Chocolate Ganache Mini Tarts – mini treats with a chocolate crust, ganache filling and topped with fresh whipped cream and strawberry hearts. Sweet and delicious!
CHOCOLATE GANACHE MINI TARTS
Mini treats that are small in size yet truly decadent are perfect for celebrations or those days when you want to treat yourself just because. These mini tarts are super easy to make and so adorable! To finish them off, I added whipped cream and a sprinkle of edible glitter hearts. My daughters loved the sugar hearts so much and were looking for ways to use the tiny heart cookie cutter. Slices of strawberries were a perfect base for the tiny decorations. And you can add them to your morning breakfast any day for a cheerful start! 🙂
The crust recipe I used for these tarts is incredibly easy to make and it comes together in the food processor. It’s not a roll-out kind of crust. More like pat-into-pan crust. But it’s very forgiving and easy to work with and after an hour of chilling, it’s not too sticky to work it with your hands.
MINI TART PANS
I used my new mini tart pans with removable bottoms. I recommend getting them, if you are a fan of mini desserts or tarts for that matter. They are non-stick and removing the tart shells from the pans is a breeze. They just slip out of them!
MORE GANACHE DESSERTS:
CHOCOLATE GANACHE MINI TARTS RECIPE:
- 3/4 c all-purpose flour
- 3 Tbsp unsweetened cocoa powder
- dash of salt
- 5 Tbsp unsalted butter room temperature
- 1/4 c + 1 Tbsp powdered sugar
- 1 egg yolk
- 1/4 tsp vanilla extract
- 6 oz . semi-sweet chocolate chopped
- 2 Tbsp unsalted butter
- 1 Tbsp corn syrup
- 1 Tbsp granulated sugar
- 1/2 c heavy cream
- In food processor, blend together butter and powdered sugar until it comes together. Add yolk and vanilla and blend again. Add dry ingredients and blend until all well combined. Transfer the dough onto a parchment paper sheet , fold and flatten into a disk. Chill at least 1 hr.

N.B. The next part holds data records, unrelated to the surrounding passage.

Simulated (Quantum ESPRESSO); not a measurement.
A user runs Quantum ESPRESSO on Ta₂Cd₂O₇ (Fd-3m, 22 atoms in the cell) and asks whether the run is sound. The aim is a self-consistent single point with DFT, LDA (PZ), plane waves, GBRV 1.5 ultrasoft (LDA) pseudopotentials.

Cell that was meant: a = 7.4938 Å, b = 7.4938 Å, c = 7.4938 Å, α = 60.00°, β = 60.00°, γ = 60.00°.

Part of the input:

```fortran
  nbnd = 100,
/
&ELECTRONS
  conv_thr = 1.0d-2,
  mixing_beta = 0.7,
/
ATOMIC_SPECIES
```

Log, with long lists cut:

- Divide among tartlette pans and pat into the bottom and up the sides of your pans. Prick the bottom with fork. Place tart pans on a baking sheet and bake for 20 to 25 minutes.
- Set aside to cool completely.
- Make ganache: place chocolate in a small bowl. Heat up the cream, sugar and syrup in a medium saucepan. Pour over chocolate and let sit for at least 2 minutes. Whisk until smooth.
- Pour into cooled tarts shells. Chill in refrigerator until set.
- Decorate with whipped cream and strawberry hearts. Serve.